The Liberal Democrats caused one of the biggest shocks of this year's local elections by taking control of Newcastle City Council.
The defeated Labour council leader blamed national issues
It means the end of more than 30 years of Labour control of the city council.
The upset included the council's Labour leader and deputy leader losing their seats.
Tony Flynn and his deputy Keith Taylor lost their seats as their Fawdon ward fell to the Liberal Democrats, who took 44 seats.
Mr Flynn blamed national issues, like the Iraq war, for the party's defeat in the city.
He said: ""It was national issues that affected us. We were not able to break the
national swing that was going against us.
"I think both nationally and locally we have to listen to what the people have said."
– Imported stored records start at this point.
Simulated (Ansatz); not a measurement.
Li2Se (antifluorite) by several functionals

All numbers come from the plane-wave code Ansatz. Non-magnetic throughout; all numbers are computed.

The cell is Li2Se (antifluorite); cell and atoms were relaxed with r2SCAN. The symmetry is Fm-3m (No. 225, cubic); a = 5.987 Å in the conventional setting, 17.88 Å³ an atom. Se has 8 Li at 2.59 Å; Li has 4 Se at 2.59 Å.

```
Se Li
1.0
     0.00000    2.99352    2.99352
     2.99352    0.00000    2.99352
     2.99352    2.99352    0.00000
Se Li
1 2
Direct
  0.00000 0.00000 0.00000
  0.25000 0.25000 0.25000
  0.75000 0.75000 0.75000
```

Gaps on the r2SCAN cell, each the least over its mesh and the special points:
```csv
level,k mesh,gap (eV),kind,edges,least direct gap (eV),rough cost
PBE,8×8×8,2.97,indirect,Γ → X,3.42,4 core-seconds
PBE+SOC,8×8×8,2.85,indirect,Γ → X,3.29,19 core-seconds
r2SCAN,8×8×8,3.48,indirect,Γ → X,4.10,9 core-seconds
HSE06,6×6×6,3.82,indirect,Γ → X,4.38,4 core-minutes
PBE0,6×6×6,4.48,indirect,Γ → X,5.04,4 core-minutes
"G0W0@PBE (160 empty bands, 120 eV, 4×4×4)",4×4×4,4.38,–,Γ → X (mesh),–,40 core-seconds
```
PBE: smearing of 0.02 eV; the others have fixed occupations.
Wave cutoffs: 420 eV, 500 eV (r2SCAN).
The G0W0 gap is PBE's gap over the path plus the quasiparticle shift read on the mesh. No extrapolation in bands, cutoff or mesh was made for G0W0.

The Liberal Democrats overturned a deficit of 30 seats to take control. The new council will be made up of 30 Labour and 48 Liberal Democrats.
Newcastle East and Wallsend Labour MP Nick Brown said: "It is certainly a very sad day for the Labour party.
"We have lost some very experienced and very hard-working public representatives and I feel very, very sad about that indeed and sad for them personally but also sad for the city of Newcastle."
He said the Liberal Democrats had campaigned on the issue of the war in the Iraq. He said he believed Conservative voters had voted tactically against Labour.
But Newcastle Liberal Democrat leader Peter Arnold said he believed there were a number of reasons for Labour's defeat.
Mr Kennedy visited Newcastle on Friday
He said: "The quality of services in Newcastle have suffered. I think the war in Iraq is a factor in why Labour lost and could be the reason for many of their supporters either voting for someone else or not at all.
"If there was a slogan to describe Labour in Newcastle it would be, 'not a very good local council and not very good services'."
Liberal Democrat Leader Charles Kennedy arrived in the city in the afternoon to congratulate his party. He said voters in Newcastle had given the party great trust and said they would not let them down.
In Gateshead, Labour kept control of the council, although it lost three seats, while the Liberal Democrats gained three.
The new council will be made up of 43 Labour seats, 22 Liberal Democrats and one Liberal.
In North Tyneside, the council remained under no overall control. The Conservative gained six seats, while Labour lost three and the Liberal Democrats lost one.
In South Tyneside, there was no change with Labour retaining overall control. The new council will be made up of 35 Labour seats, 12 Independents, four Liberal Democrats and three Conservatives.
Votes have also been cast for the European elections and the results of these are due to be announced on Sunday night.